March 26, 2010

Updated March 29, 2010

Northbound Afternoon Commute Lane Configuration Challenge at Golden Gate Bridge Current Afternoon Configuration is 3 Lanes South and 3 Lanes North


Golden Gate Bridge lane configurations are based on real-time traffic demand and to accommodate extenuating circumstances such as accidents or special events, with the underlying goal of providing reasonable mobility for everyone without causing excessive hardship to anyone.

Effective Monday, March 29, 2010, in response again to changing traffic patterns, the Golden Gate Bridge roadway will return to being configured with 3 lanes south into San Francisco and 3 lanes north out of San Francisco during the afternoon weekday commute period. If you would like to comment on this topic, please email



The Golden Gate Bridge is 1.7 miles long and has six roadway lanes that can be configured to provide 3 or 4 travel lanes in either direction at different times of day with the goal of balancing mobility for both north and south motorists. The underlying goal is to benefit the largest number of motorists without creating excessive delays for any. For example, during the morning commute, the roadway is configured to provide 4 roadway lanes into San Francisco and 2 roadway lanes north out of San Francisco.
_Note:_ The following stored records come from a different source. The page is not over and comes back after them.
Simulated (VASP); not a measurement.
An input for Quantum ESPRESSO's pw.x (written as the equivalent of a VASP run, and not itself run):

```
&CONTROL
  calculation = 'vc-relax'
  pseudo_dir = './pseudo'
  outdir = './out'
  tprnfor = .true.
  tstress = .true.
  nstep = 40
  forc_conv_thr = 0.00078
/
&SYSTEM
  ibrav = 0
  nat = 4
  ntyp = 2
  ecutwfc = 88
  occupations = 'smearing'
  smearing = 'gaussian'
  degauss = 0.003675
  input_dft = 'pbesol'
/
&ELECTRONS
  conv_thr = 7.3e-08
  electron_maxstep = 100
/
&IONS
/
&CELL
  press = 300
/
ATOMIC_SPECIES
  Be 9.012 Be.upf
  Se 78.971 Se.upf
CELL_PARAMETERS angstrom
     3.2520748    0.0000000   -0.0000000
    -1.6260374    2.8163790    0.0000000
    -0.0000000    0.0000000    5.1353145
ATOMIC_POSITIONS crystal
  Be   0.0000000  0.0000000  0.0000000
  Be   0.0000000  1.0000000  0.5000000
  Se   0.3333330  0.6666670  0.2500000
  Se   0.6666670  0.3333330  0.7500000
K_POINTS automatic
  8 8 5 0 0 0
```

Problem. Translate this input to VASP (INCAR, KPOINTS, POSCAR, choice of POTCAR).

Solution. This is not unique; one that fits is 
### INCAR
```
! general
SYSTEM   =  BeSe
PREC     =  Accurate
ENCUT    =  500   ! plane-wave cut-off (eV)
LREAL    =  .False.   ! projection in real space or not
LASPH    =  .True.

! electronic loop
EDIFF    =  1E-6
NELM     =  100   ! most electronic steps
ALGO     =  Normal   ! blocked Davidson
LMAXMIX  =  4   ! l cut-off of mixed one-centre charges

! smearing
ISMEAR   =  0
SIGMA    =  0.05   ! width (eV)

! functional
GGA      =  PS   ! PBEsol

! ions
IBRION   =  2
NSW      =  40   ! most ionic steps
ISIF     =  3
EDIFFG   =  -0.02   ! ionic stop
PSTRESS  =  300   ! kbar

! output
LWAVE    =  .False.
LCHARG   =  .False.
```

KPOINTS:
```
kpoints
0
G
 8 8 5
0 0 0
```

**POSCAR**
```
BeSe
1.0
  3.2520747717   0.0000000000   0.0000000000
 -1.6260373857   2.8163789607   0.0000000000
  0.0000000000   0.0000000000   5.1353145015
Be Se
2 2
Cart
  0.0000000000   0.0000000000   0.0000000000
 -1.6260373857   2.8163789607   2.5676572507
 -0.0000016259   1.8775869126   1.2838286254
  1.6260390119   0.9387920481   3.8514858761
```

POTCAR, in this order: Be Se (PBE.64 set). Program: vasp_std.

Golden Gate Bridge lane configurations are established based on time-of-day traffic demand trends that are constantly being monitored and evaluated. Lane configurations can also be changed to accommodate extenuating circumstances such as accidents or large special events such as baseball games at AT&T Park. This is a delicate balancing act that becomes very difficult when demand is heavy in both directions at once, or when stalls, accidents or other incidents on the roadway interfere with the normal flow of traffic in either direction.

Lane configurations can also be changed to accommodate unusually heavy demand in one direction or the other. However, the time required to reconfigure the lanes on the Bridge and Doyle Drive takes approximately 30 minutes and can take much longer if the lane changing trucks are in heavy traffic enroute to the location to make the lane change. These unusual circumstances are also often transient in nature and delays often resolve themselves in the time it takes to make lane adjustments. For these reasons and because, in general, motorists favor predictability in lane configurations, “impromptu” lane configurations changes are avoided whenever possible.

During the morning commute, from approximately 6 am to 9 am, traffic patterns across the Bridge are very predictable and are such that a standard 4 lanes south into San Francisco and 2 lanes north out of San Francisco is successful for mobility in both directions.

Afternoon traffic is less predictable, but can almost always be accommodated with three lanes in each direction. However, there is often congestion on Doyle Drive leading up to the Bridge due to a number of factors that include:

  • A recent and dramatic increase in the number of vehicles merging onto Doyle Drive from 19th Ave and Merchant Road near the toll plaza due to Doyle Drive construction.
  • Less than ideal lane geometry in these merge areas.
  • A general increase in traffic on Doyle Drive and the Merchant Road merge due to increased development in the Presidio over the last few years.

Typical recent southbound traffic demand has routinely exceeded 4,000 vehicles per hour during the evening commute. This is more traffic than can be accommodated in only 2 lanes. If there were to add a fourth lane northbound, forcing southbound traffic into two lanes would very quickly cause a backup onto the Waldo Grade, which is the condition that was observed on most weekday evenings during December, January February and March. At the same time, northbound demand has been running at about 5,100 vehicles per hour, which can be reasonably accommodated in three lanes without causing undue delay. These trends, and the mounting frustration of southbound motorists facing nightly delays of 30 minutes or more, prompted GGB officials to make the decision to configure the roadway in 3 north/3 south configuration for the evening commute effective March 26, 2010.

Another factor that can impacted the traffic is that when the roadway is at or near capacity, any minor stall or accident can cause dramatic backups that can take hours to clear.

Summary of Afternoon Lane Configuration Patterns

The greatest challenge comes during the afternoon commute period of 4 pm to 7 pm.



Afternoon Lane


Prior to 2002
4 North/2 South
Board policy is to favor northbound commute direction
2002 to November 1, 2009
3 North/3 South
Due to increased southbound traffic and decreased northbound traffic during the evening hours, the change was instituted.
November 2, 2009 to March 26, 2010
4 North/2 South
Due to increasing northbound demand and relatively stable southbound demand that could be accommodated in 2 lanes, the change was instituted.
March 29, 2010 to present
3 North/3 South
Due to rapidly increasing southbound demand starting in about December 2009 that caused long delays for southbound motorists combined with relatively stable northbound demand, the change was instituted.